Although there are several things to visit in this small town the main draw for tourist is the getaway for one of Mexico’s natural wonders: El cañon del sumidero –Sumidero Canyon.
Sumidero Canyon surrounded by national park, has vertical walls, which reach as high as 1000 m from where in 1535 groups of indigenous people committed collective suicide by jumping into the canyon in order to not be submitted by the Spanish. Apart from this sad side of history, this national park offers stunning scenery and varied wildlife like crocodiles amongst others.
There are two ways to explore the Canyon: The most popular one is to hop on a boat to travel the 35 km from Chiapa de corzo to Chicoasen dam, which gives you the opportunity to spot the wildlife, other option is to drive through the national park to get an impressive view from the top.
Boat trips depart from Chiapa de Corzo, take around 2 hours and the price is of 160 pesos each. Boats will not depart until full.
How to get there?
Getting there from Tuxtla is no problem buses and vans make their way several times a day.
San Cristobal de las Casas
One of the most magical and charming towns of Chiapas, located at 1200 m of altitude and surrounded by mountains, its cobblestone streets and colourful colonial buildings attract travellers from around the world. San Cristobal de las Casas is also rich in culture, and different indigenous groups precedent of Maya call it home. Some of these ethnic groups are the Tzotziles and Tzetales whom still wear their own traditional costumes, speak their own languages and keep their religious practices.
San Cristobal de las Casas was also known for being the first city taken by Zapatista army, a group of indigenous armed against Mexican government, fighting for national liberalization and marginalization. An emblematic sentence, that identifies their government-independent villages and their movement, is: ‘Here the people command and the government obeys’.

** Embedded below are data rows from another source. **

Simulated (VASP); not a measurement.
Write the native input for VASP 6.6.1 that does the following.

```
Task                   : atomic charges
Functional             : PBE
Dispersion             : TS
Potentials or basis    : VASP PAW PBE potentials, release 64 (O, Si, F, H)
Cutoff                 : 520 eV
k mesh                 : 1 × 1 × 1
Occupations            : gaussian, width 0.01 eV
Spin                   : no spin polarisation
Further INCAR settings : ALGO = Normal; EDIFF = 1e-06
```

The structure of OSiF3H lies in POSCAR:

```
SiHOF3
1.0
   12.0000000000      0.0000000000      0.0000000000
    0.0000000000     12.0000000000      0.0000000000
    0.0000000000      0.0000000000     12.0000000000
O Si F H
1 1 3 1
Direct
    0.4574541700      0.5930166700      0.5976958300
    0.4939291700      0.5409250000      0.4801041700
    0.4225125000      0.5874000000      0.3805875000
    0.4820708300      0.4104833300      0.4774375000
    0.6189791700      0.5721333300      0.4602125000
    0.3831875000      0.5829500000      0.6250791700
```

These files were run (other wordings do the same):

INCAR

This city offers many interesting historic facts and these are a few things to visit while you’re in town: ‘El Cerrito de San Cristobal Church’, Guadalupe Church, Central Square, Cathedral, temple of Santa Lucia, Temple of Santo Domingo and the typical market. Furthermore we visited Na-Bolom Museum where you can get an introduction to the Lacandon people and their culture, especially interesting if you plan to visit the Lacandon jungle.
Accommodation in town is varied; we stayed in Hostal Luna Nueva (250 pesos 2 people/day).
San Juan de Chamula Church
San juan de chamula is a small Tzotzil village 10 km from San Crsitobal. This indigenous village, with its own police, council and government defends its independence from Mexican government. Most of the villagers wear traditional clothes and have deeply rooted customs and practices.
The most interesting place in this small village is the Church. Although another colonial church from the outside, what is happening inside can’t be more different from classical churches: The floor is covered in pine leaves, its smell is mixed with burning wax from the hundreds of candles scattered all over the room. Locals pray, whilst observing spiritual healers practising rituals where a hen is sacrificed.
It was a quite intense experience for us, and we were so startled that we spent more that 40 minutes just observing every little family and their unusual rituals.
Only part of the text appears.